NOT DESIGNATED FOR PUBLICATION
No. 114,749
IN THE COURT OF APPEALS OF THE STATE OF KANSAS
STATE OF KANSAS, Appellee,
v.
JOHN M. ROTHSTEIN, Appellant.
MEMORANDUM OPINION
Appeal from Reno District Court; JOSEPH L. MCCARVILLE III, judge. Opinion filed December 2, 2016. Affirmed.
Sam Schirer, of Kansas Appellate Defender Office, for appellant.
Keith E. Schroeder, district attorney, and Derek Schmidt, attorney general, for appellee.
Before MALONE, C.J., STANDRIDGE, J., and HEBERT, S.J.

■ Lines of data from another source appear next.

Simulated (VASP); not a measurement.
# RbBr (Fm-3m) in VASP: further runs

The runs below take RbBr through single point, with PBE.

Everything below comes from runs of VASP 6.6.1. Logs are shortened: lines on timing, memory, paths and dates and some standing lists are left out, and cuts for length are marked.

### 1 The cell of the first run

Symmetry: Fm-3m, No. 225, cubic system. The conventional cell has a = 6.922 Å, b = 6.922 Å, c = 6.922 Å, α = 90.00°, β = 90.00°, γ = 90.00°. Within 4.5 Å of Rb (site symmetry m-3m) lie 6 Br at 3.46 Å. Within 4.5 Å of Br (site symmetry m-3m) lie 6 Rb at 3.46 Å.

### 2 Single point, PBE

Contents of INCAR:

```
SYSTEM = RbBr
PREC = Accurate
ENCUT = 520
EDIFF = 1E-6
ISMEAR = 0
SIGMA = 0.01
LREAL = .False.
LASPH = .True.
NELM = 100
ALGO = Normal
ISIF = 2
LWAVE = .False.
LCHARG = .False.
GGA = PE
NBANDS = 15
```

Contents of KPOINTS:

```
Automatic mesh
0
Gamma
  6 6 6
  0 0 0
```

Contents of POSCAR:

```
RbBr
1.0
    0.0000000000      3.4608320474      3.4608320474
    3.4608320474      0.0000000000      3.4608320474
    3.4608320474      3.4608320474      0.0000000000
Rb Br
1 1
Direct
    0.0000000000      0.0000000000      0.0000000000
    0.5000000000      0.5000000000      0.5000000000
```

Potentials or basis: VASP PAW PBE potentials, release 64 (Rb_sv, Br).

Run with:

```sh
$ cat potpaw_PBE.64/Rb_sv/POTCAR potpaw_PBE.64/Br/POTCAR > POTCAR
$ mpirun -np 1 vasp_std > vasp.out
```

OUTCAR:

Per Curiam: John M. Rothstein appeals the district court's decision to modify his postrelease supervision term from 36 months to lifetime following his convictions of two counts of attempted aggravated indecent liberties with a child. Rothstein first claims that lifetime postrelease supervision is an illegal sentence in his case due to a conflict between K.S.A. 2015 Supp. 22-3717(d)(1)(G) and K.S.A. 2015 Supp. 22-3717(d)(1)(D). Second, Rothstein claims that lifetime postrelease supervision constitutes cruel and/or unusual punishment. For the reasons stated herein, we reject both claims and affirm the district court's judgment.
1 On November 6, 2008, the State charged Rothstein with two counts of aggravated indecent liberties with a child, each count being an off-grid person felony punishable by a term of life imprisonment of not less than 25 years. The complaint alleged the crimes were committed between April 2008 and October 20, 2008. Rothstein was 32 years old at the time of the offenses. The complaint alleged that the victims, Rothstein's daughters, were under 14 years of age.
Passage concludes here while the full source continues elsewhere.